Two Non Repeating Elements in Array Using XOR in DSA C - Time & Space Complexity
We want to understand how the time needed grows when finding two unique numbers in an array using XOR.
How does the number of steps change as the array gets bigger?
Analyze the time complexity of the following code snippet.
void findTwoNonRepeating(int arr[], int n, int *x, int *y) {
int xor_all = 0;
for (int i = 0; i < n; i++) {
xor_all ^= arr[i];
}
int set_bit = xor_all & (-xor_all);
*x = 0; *y = 0;
for (int i = 0; i < n; i++) {
if (arr[i] & set_bit)
*x ^= arr[i];
else
*y ^= arr[i];
}
}
This code finds two numbers that appear only once in an array where all others appear twice, using XOR operations.
Identify the loops, recursion, array traversals that repeat.
- Primary operation: Two separate loops that each go through the entire array once.
- How many times: Each loop runs exactly n times, where n is the array size.
As the array size grows, the number of steps grows roughly twice the size of the array because of two full passes.
| Input Size (n) | Approx. Operations |
|---|---|
| 10 | About 20 XOR operations |
| 100 | About 200 XOR operations |
| 1000 | About 2000 XOR operations |
Pattern observation: The operations grow linearly with input size, doubling because of two passes.
Time Complexity: O(n)
This means the time needed grows directly in proportion to the number of elements in the array.
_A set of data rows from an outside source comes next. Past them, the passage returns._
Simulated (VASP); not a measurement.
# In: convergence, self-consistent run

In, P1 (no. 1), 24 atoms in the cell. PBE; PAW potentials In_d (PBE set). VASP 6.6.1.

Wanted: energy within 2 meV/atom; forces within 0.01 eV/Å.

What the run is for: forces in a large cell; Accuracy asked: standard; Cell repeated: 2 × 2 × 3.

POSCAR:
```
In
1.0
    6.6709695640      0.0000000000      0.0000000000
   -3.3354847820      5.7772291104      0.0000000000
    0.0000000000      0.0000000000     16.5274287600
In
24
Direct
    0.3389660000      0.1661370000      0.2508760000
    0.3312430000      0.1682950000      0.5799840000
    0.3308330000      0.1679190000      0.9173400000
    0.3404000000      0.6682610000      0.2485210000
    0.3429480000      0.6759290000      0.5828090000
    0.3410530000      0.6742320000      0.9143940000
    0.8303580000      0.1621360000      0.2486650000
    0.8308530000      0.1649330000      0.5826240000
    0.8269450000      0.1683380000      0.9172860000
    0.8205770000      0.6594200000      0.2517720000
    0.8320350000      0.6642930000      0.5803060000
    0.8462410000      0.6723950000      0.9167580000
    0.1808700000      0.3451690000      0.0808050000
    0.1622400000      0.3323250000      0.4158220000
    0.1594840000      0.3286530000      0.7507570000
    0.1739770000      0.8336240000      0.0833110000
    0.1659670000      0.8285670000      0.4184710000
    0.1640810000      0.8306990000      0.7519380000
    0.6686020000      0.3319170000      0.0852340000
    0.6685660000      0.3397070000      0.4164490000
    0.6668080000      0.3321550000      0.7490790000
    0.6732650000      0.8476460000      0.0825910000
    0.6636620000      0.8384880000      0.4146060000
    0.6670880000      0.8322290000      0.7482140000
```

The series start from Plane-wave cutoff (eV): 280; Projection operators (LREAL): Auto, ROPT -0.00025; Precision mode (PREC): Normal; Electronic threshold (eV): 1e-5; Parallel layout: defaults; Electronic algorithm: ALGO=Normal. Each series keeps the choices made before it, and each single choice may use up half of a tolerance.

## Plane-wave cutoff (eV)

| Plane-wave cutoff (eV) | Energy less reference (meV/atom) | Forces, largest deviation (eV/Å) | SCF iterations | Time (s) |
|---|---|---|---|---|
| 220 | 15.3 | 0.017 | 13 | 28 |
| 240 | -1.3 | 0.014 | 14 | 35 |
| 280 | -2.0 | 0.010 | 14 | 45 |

[X] Wrong: "Because there are two loops, the time complexity is O(n²)."
[OK] Correct: The loops run one after another, not nested, so their times add up, not multiply.
Understanding this linear time approach shows you can solve problems efficiently by clever use of bit operations, a skill valued in many coding challenges.
"What if the array had three unique numbers instead of two? How would the time complexity change?"